Airman cares for Clovis community

CANNON AIR FORCE BASE, N.M. -- When she’s not teaching Air Commandos, Senior Airman Amanda Kopecky, 27th Special Operations Civil Engineer Squadron emergency manager, spends her free time developing professionally and helping the community.

“It’s nice to go out in the community and help,” Kopecky said when asked about why she volunteers. “It’s also great to really work on bettering myself.”

Kopecky is the president of a private organization within the 27th SOCES that focuses on professional development and volunteer opportunities for young Airmen. While she sets up these events for Airmen to improve themselves, she also participates in the development courses, such as studying for promotion tests or bullet writing. The classes are usually held during the work week and are free.

“The top four airmen of our squadron teach and show us how to get better,” Kopecky said. “It’s all about self-improvement. Some people do it to prepare for putting on staff sergeant, and some people just do it for help with career development courses.”

While the study group offers Airmen the chance to volunteer, Kopecky found her own ways to help volunteer within the community, like at the local animal shelter.

The High Plains Humane Society is an organization consisting of board members and volunteers who go to local shelters and post images to inform Clovis on what animals are available for adoption. For the past month, Kopecky has gone to the local shelters, taken photos and created social media posts for the photos after work.

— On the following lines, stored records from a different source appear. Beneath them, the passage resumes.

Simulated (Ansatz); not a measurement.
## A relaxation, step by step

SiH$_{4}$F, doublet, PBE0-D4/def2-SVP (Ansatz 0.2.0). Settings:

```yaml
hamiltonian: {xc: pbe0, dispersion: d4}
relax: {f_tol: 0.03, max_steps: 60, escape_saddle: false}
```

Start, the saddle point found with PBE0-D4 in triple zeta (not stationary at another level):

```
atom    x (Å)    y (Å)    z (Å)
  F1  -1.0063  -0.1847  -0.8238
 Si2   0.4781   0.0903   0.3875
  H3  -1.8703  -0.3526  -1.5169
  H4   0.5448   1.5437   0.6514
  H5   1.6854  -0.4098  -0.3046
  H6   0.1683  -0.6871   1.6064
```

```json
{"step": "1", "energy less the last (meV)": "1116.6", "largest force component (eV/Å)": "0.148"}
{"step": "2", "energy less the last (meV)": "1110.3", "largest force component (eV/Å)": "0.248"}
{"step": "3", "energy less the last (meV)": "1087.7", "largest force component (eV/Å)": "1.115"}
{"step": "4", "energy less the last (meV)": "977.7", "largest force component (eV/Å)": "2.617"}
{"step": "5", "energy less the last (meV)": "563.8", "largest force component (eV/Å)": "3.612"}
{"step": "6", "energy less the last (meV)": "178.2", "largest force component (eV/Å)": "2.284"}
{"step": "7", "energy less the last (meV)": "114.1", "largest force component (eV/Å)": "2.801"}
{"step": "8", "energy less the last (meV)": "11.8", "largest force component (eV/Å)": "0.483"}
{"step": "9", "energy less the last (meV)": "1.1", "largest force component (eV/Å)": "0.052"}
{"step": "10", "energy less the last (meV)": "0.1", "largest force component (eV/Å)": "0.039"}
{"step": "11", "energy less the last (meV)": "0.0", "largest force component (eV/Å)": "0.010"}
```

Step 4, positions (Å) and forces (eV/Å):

“I would go in and just visit the dogs at the kennels in my free time after work,” Kopecky said. “I just wanted to make it a bit easier on them. When I was asking about how to help out at the kennel, I was told about the High Plains Humane Society.”

While Kopecky reserves her time after work for the local humane society, she spends every other Saturday at a local farm grooming and feeding horses and cleaning their stables. This is all done for Hebron, a private volunteer opportunity meant to be a place for troubled youths to be able to take a break and focus on caring for the horses.

“The kids come out to take a break and put them in a better situation,” Kopecky said. “It helps get out any bad tendencies.”

At work, after work, and even on weekends, Kopecky strives to better herself and the community around her.

“It’s all about getting out there and doing something,” Kopecky said.